Blob Blame History Raw
From dec3a86991ee346fc1c14e54b6cbd341e8653ef4 Mon Sep 17 00:00:00 2001
From: Waiman Long <longman@redhat.com>
Date: Wed, 11 Aug 2021 15:57:07 -0400
Subject: [PATCH] cgroup/cpuset: Enable memory migration for cpuset v2

References: bsc#1190050 (Cgroup functional and performance backports)
Patch-mainline: v5.15-rc1
Git-commit: ee9707e8593dfb9a375cf4793c3fd03d4142b463

When a user changes cpuset.cpus, each task in a v2 cpuset will be moved
to one of the new cpus if it is not there already. For memory, however,
they won't be migrated to the new nodes when cpuset.mems changes. This is
an inconsistency in behavior.

In cpuset v1, there is a memory_migrate control file to enable such
behavior by setting the CS_MEMORY_MIGRATE flag. Make it the default
for cpuset v2 so that we have a consistent set of behavior for both
cpus and memory.

There is certainly a cost to make memory migration the default, but it
is a one time cost that shouldn't really matter as long as cpuset.mems
isn't changed frequenty.  Update the cgroup-v2.rst file to document the
new behavior and recommend against changing cpuset.mems frequently.

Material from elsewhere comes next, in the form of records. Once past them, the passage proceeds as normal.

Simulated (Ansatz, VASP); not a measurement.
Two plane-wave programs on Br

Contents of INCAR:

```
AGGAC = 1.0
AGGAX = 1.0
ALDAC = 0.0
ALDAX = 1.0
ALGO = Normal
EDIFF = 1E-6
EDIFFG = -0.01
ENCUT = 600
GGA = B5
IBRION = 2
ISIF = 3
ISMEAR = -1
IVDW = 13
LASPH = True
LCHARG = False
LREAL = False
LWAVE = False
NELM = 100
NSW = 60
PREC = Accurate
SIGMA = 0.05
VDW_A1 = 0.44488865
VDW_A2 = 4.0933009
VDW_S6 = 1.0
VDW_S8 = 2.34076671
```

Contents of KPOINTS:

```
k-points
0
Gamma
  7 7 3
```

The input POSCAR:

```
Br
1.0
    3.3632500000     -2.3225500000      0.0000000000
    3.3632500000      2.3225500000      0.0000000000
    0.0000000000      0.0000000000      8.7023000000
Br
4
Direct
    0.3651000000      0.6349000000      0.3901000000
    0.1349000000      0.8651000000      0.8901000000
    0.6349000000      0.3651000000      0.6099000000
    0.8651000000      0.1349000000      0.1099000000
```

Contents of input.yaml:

Since there won't be any concurrent access to the newly allocated cpuset
structure in cpuset_css_alloc(), we can use the cheaper non-atomic
__set_bit() instead of the more expensive atomic set_bit().

Signed-off-by: Waiman Long <longman@redhat.com>
Acked-by: Johannes Weiner <hannes@cmpxchg.org>
Signed-off-by: Tejun Heo <tj@kernel.org>
Signed-off-by: Mel Gorman <mgorman@suse.de>
---
 Documentation/admin-guide/cgroup-v2.rst | 11 +++++++++++
 kernel/cgroup/cpuset.c                  |  6 +++++-
 2 files changed, 16 insertions(+), 1 deletion(-)

diff --git a/Documentation/admin-guide/cgroup-v2.rst b/Documentation/admin-guide/cgroup-v2.rst
index 5c7377b5bd3e..babbe04c8d37 100644
--- a/Documentation/admin-guide/cgroup-v2.rst
+++ b/Documentation/admin-guide/cgroup-v2.rst
@@ -2056,6 +2056,17 @@ Cpuset Interface Files
 	The value of "cpuset.mems" stays constant until the next update
 	and won't be affected by any memory nodes hotplug events.
 
+	Setting a non-empty value to "cpuset.mems" causes memory of
+	tasks within the cgroup to be migrated to the designated nodes if
+	they are currently using memory outside of the designated nodes.
+
+	There is a cost for this memory migration.  The migration
+	may not be complete and some memory pages may be left behind.
+	So it is recommended that "cpuset.mems" should be set properly
+	before spawning new tasks into the cpuset.  Even if there is
+	a need to change "cpuset.mems" with active tasks, it shouldn't
+	be done frequently.
+
   cpuset.mems.effective
 	A read-only multiple values file which exists on all
 	cpuset-enabled cgroups.
diff --git a/kernel/cgroup/cpuset.c b/kernel/cgroup/cpuset.c
index fcc11f2d3b5b..44d234b0df5e 100644
--- a/kernel/cgroup/cpuset.c
+++ b/kernel/cgroup/cpuset.c
@@ -2761,12 +2761,16 @@ cpuset_css_alloc(struct cgroup_subsys_state *parent_css)
 		return ERR_PTR(-ENOMEM);
 	}
 
-	set_bit(CS_SCHED_LOAD_BALANCE, &cs->flags);
+	__set_bit(CS_SCHED_LOAD_BALANCE, &cs->flags);
 	nodes_clear(cs->mems_allowed);
 	nodes_clear(cs->effective_mems);
 	fmeter_init(&cs->fmeter);
 	cs->relax_domain_level = -1;
 
+	/* Set CS_MEMORY_MIGRATE for default hierarchy */
+	if (cgroup_subsys_on_dfl(cpuset_cgrp_subsys))
+		__set_bit(CS_MEMORY_MIGRATE, &cs->flags);
+
 	return &cs->css;
 }